Skip to content

Commit

Permalink
documentation: Explain solution for match case deduplication
Browse files Browse the repository at this point in the history
The document also explains other solutions and the motivation for all of
those to exist or have existed in the form of constraints.

Co-authored-by: Ali Mohammad Pur <[email protected]>
  • Loading branch information
cg-jl and alimpfard committed Oct 22, 2024
1 parent 1ae4f72 commit 310be66
Showing 1 changed file with 292 additions and 0 deletions.
292 changes: 292 additions & 0 deletions documentation/pattern-match-avoid-duplication.md
Original file line number Diff line number Diff line change
@@ -0,0 +1,292 @@
# How Jakt avoids code duplication in pattern matching codegen

## Current solution

Typechecker walks the patterns to get the type information out of them as it
did before, but instead of adding binding variables to a scope, it adds
them to a `BindingKeyBuilder`. Typechecker "submits" bindings to the builder,
which then produces a `BindingKey` that tells us whether the set of bindings
that were declared already exist within the same pattern group.
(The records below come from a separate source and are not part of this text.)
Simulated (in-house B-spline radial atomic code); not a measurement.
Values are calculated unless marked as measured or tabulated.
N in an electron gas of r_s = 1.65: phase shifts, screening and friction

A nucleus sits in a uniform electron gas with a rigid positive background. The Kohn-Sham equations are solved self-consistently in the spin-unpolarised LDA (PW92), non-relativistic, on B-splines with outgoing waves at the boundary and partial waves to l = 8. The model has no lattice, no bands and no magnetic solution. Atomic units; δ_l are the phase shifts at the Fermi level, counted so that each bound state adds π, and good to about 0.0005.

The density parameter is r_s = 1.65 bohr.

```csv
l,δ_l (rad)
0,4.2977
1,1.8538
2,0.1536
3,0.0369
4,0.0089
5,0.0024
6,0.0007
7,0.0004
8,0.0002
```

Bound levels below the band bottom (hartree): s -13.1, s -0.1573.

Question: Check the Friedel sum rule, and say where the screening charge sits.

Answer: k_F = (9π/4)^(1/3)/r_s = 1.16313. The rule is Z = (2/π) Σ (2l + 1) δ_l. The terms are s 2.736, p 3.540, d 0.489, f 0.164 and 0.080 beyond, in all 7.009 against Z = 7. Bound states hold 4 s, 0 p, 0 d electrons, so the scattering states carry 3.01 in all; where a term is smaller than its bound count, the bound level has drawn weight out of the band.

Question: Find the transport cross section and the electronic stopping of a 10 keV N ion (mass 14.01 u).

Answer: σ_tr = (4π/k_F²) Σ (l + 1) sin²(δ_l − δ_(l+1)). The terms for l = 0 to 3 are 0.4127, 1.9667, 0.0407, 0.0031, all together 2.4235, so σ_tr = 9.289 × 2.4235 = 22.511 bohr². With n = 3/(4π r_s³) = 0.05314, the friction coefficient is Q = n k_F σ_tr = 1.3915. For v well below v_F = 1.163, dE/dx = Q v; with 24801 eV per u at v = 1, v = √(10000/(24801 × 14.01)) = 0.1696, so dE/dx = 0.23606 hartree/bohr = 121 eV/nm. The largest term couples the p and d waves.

Since we don't want to be passing a lot of state regarding the match to helper
functions like `.typecheck_match_variant`, `BindingKeyBuilder` only contains a
reference to the slice of cases that have been declared and refer to the same
`ParsedMatchBody`. Remember that it could be multiple due to Constraint 1.

To enforce that the set of cases checked by `BindingKeyBuilder` are the correct
set, and that context is not lost when reading through the long loop bodies of
`.typecheck_match`, all the state regarding match typecheck is in
`MatchBuilder`. This struct has two functionalities:

1. It will not let us create a `BindingKeyBuilder` until we provide a proof
that we have started a case. Such proof tracks the start of the case
slice that `BindingKeyBuilder` should use. This is in place to avoid copy-paste
mishaps, since the logic for traversing the matches is big and changes depending on
the type to be matched.

2. When finishing a pattern, we give it a `BindingKey` along a match body and
said pattern, and it will register the pattern into the `CheckedMatchCase`
that the `BindingKey` tells it to. The parsed body will be (re-)typechecked
against the bindings for this finished pattern only when the bindings of the
new pattern have different types than the rest of the previously checked
patterns.

`BindingKeyBuilder` keeps track of what bindings were declared by the
typechecker, in case we have to generate a new `CheckedMatchBody`, and the set
of candidates that could match the set of bindings that have been submitted.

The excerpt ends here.